I've heard about the ADC motors, of course, in terms of their performance as traction motors for EV's.  Got some datasheets...
Not sure what would happen if you change half of it... if the rest can still do something.
What can you say about the wiring in the stator?  How many teeth, what do the coils look like, gauge of wire, etc.
There are some basic electrical parameters (poles, coils, connection groups, etc.) that you need to know about before you start otherwise you'll get "lots of nothing".

Just for starters, the field polarity on the DC motor's rotor is flipped many times per rotation.  Just count the bars on the commutator....  Now consider the number of brushes on it... so that means how many poles...?

mab:
hmm.. I'm not a expert on motor conversions, but I have my doubts.

I assume it's wired like the old series wound car starter motors with 4 commutator brushes? 1 pair of brushes series connected with 2 stator coils?

my 1st thought is that the stator windings of these motors is designed to handle the full current of the motor with minimal voltage drop (on d.c.) so perhaps will not have enough turns to give you a good voltage as an alternator? - but that does depend on what voltage the motor was designed to run on and what voltage you are hoping for.

2nd thought is that as the stator is intended for d.c. the stator magnetic path will not be made from laminated iron to control eddy currents - that would be an issue if used as an alternator i think.

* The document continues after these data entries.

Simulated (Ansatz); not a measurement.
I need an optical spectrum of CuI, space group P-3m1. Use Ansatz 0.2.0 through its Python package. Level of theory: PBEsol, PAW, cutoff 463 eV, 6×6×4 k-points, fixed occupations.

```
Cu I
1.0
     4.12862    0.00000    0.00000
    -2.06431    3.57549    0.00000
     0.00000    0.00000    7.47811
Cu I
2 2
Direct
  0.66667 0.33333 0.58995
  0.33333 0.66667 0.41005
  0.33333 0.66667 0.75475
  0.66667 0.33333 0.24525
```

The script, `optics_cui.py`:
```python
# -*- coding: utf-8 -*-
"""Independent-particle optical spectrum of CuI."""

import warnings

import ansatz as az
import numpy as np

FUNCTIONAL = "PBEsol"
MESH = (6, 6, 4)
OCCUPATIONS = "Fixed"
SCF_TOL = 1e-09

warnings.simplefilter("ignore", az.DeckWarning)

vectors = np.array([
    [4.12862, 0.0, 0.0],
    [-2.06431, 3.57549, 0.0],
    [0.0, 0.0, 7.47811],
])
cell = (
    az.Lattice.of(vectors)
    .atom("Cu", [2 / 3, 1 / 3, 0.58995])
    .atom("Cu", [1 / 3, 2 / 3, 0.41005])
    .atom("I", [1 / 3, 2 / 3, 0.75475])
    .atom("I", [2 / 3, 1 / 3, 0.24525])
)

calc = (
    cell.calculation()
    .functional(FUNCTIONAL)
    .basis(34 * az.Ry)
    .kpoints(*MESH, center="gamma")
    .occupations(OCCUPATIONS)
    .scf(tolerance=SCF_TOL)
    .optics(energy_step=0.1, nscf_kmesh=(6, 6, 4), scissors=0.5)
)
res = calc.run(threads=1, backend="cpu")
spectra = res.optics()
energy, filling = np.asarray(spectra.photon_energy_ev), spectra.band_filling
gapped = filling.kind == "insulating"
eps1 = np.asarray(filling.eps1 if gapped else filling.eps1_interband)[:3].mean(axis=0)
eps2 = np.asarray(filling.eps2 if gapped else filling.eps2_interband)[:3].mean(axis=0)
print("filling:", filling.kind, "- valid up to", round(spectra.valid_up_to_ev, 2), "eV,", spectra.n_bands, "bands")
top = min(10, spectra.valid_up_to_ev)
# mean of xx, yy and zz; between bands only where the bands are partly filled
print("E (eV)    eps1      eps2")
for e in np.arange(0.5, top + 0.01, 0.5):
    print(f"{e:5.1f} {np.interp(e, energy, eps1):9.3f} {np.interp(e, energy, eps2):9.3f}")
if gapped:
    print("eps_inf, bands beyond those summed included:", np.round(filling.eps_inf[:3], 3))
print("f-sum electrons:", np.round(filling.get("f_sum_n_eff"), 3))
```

6 magnet poles, N-S-N-S-N-S ? I guess that would give you a 2phase (quadrature) output at 3 cycles per rev. That would give you ~100Hz at 200rpm.

joestue:
You would have better luck rewinding the rotor, and removing the shoes and coils from the stator and adding your magnets there.

If the shoes of the rotor are integral to the lamination stamping then you have a chance of what you propose, but i would make a new rotor rather than destroy the old one. There is no need for expensive neodymium magnets, you can probably fit 6, 2x1x6" ferrite magnets in there for 30$

arklan:
what do you mean by shoes?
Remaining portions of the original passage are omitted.